Tuesday, January 12, 2010

Virtual Book Club

The book club that I am in- hosted by Sheila of One Person's Journey Through a World of Books- met last night to review The Heretic's Daughter by Kathleen Kent. While I did not personally think it was a great book it seemed to get decent reviews from the other members of the club. At the end of the review we usually rate the book on a 1-5 scale. There were a lot of 4's going around the table. I ended up rating it a 2.5. (see review here).

The floor was then opened up for nomination's for next months read. A long time ago we decided that the February book should be a romance read in honor of Valentine's Day. However, many of us do not particularily care for a straight bodice ripping romance book. So, most of our nominations this month do not fit into the romance category but here they are:

City of Bones by Cassandra Clare- Teenager Clary discovers she can see supernatural beings that no one else can, gets drawn into the world of the Shadowhunters (teens who kill demons and monsters) and learns that her mother is mysteriously connected to all the strange happenings around her. (Publisher's Weekly)









Blue Like Jazz By Donald Miller- Miller is a young writer, speaker, and campus ministry leader. An earnest evangelical who nearly lost his faith, he went on a spiritual journey, found some progressive politics and most importantly, discovered Jesus' relevance for everyday life. This book, in it's own elliptical way, tells the story of that journey.(Publisher's Weekly)
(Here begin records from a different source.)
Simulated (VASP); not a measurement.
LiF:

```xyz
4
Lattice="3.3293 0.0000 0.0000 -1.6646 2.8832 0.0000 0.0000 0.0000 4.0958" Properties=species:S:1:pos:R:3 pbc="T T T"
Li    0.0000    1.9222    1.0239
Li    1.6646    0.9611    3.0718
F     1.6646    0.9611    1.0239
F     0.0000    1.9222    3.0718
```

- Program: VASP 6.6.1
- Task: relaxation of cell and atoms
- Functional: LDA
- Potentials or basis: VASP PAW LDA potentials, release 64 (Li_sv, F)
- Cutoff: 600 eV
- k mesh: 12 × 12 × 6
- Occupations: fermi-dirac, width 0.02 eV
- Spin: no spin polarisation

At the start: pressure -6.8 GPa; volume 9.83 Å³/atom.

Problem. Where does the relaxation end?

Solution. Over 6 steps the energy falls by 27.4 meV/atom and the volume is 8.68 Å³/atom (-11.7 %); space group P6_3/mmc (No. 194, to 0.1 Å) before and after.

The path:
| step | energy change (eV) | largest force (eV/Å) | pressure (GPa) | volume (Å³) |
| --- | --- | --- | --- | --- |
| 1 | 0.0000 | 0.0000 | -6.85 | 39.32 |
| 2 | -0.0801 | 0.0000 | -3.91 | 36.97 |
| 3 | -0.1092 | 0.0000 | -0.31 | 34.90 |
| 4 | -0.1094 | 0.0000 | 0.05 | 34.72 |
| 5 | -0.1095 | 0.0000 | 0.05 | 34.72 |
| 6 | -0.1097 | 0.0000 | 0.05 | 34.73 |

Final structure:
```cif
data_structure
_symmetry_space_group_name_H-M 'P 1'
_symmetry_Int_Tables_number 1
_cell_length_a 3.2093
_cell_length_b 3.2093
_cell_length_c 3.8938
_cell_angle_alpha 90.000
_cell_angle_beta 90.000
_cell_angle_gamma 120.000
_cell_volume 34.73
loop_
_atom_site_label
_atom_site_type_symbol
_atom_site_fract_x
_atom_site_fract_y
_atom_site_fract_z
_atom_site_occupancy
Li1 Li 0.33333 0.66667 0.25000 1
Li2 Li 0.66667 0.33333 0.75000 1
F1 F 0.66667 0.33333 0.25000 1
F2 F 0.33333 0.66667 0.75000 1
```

The Lightning Thief by Rick Riordin- The escapades of the Greek Gods and heroes get a fresh spin in the first book in the Percy Jackson and the Olympians series, about a contemporary 12-year old New Yorker who learns he's a demigod. (Booklist)







Hotel on the Corner of Bitter and Sweet by Jamie Ford- Henry Lee is a 12-year old Chinese boy who falls in love with Keiko Okabe, a 12-year old japanese girl, while they are scholarship students in a prestigious private school in World War II Seattle. Henry hides the relationship from his parents who would disown him if they knew he had a Japanese friend. (Schoolibrary Journal)







Dear John by Nicholas Sparks-The story of John Tyree, a young soldier home on leave, and Savannah Curtis, the idealistic college student he falls in love with during her spring vacation. Over the next several years, the couple is seperated by John's increasingly dangerous deployments. When 9/11 occurs John is faced with the difficult decision to choose between love or country. And like all those left behind Savannah must decide to wait or move on.







Push by Sapphire- Precious Jones, 16 years old and pregnant by her father with her second child, meets a determined and highly radical teacher who takes her on a journey of transformation and redemption.









What I Did For Love by Susan Elizabeth Phillips- Georgie York, once the costar of America's favorite television sitcom, has been publically abandoned by her famous husband, her film career has tanked, her father is driving her crazy, and her public image as a spunky heroine is taking a serious beating. What should a down-on-her-luck actress do? Not go to Vegas...not run into her detestable former costar, dreamboat-from-hell Bramwell Shepard...and not get caught up in an ugly incident that leads to a calamitous elopement.







Let the Great World Spin by Collum McCann- It's August of 1974, a summer "hot and serious and full of death and betrayal", and Watergate and the Vietnam War make the world feel precarious. A stunned hush pauses the cacophonous universe of New York City as a man on a cable walks (repeatedly) between World Trade Center Towers. This extraordinary, real-life feat by French funambilist Philippe Petit becomes the touchstone for stories that briefly submerge you in ten varied and intense lives- a street priest, heroin-addicted hookers, mothers mourning sons lost in war, young artists, and a Park Avenue judge.


Now this is where you come in with the Virtual Book Club. Have you read The Heretic's Daughter? What were your thoughts and what would you rate it? And if you were in our book club, which of the above books would you have voted for?